Speaking a day after the release of a video showing an American beheaded in Iraq, a top Senate committee chairman said the release of more images could encourage more attacks on Americans.
A special showing of the pictures and videos of the abuse at the Abu Ghraib prison near Baghdad was held in secure viewing rooms on both the House and Senate sides of Congress. The images were seized by military investigators.
After viewing the images, members of Congress said they included Iraqi women exposing their breasts, and hooded Iraqi prisoners masturbating.
Senator Sam Brownback, a Kansas Republican, said there were also some "gruesome scenes" that showed dead bodies, without explanation of how they died.
"You can't tell me that all this was going on with seven or eight Army privates," said Democratic Senator Bill Nelson of Florida.
"The question is, how far up the chain of command did these orders (go)," said Democratic Senator Jon Corzine of New Jersey.
Lawmakers viewed the images as two additional US military police guards were charged in the case.
"We are announcing two additional courts-martial related to Abu Ghraib," US Brigadier General Mark Kimmitt, the coalition's deputy operations director, said in Baghdad.
US army Sergeant Javal Davis and US army Staff Sergeant Ivan Frederick both face general courts-martial, each on five charges that include maltreatment of prisoners and assault, Kimmitt said at a news conference.
Officials have said army Specialist Jeremy Sivits will be the first to face trial next month on charges of photographing "nude detainees forced into a human pyramid position" and "escorting the detainees to be positioned in a pile on the floor to be assaulted by other soldiers".
Because the United States has faced international outrage over the mistreatment by US soldiers, Virginia Senator John Warner, the Republican chairman of the Senate Armed Services Committee, argued that the White House should not authorise the release of more images, saying US nationals could be hit in revenge strikes.
Warner also urged senators to be wary of the way they describe the images so as to "not incite in any way further anger against our forces or others working in the cause of freedom."

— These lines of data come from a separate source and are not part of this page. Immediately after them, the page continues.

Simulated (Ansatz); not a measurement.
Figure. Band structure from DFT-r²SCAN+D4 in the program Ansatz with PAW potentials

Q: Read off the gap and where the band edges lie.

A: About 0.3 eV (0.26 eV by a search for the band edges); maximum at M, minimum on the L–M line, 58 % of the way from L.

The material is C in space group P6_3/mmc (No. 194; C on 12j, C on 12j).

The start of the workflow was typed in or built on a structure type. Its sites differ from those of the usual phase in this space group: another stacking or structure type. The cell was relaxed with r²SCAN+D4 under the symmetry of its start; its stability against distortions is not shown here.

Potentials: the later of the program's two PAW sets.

Warner also expressed concern that making the pictures public might interfere with criminal trials against those facing prosecution.
"I think at this time it would not be wise to publish them," he said, adding that it would be better to release them during the trials "when the prosecution has a right to bring out certain photographs, (and) the defence has a right to bring out other photographs - so you will have a balance of interests."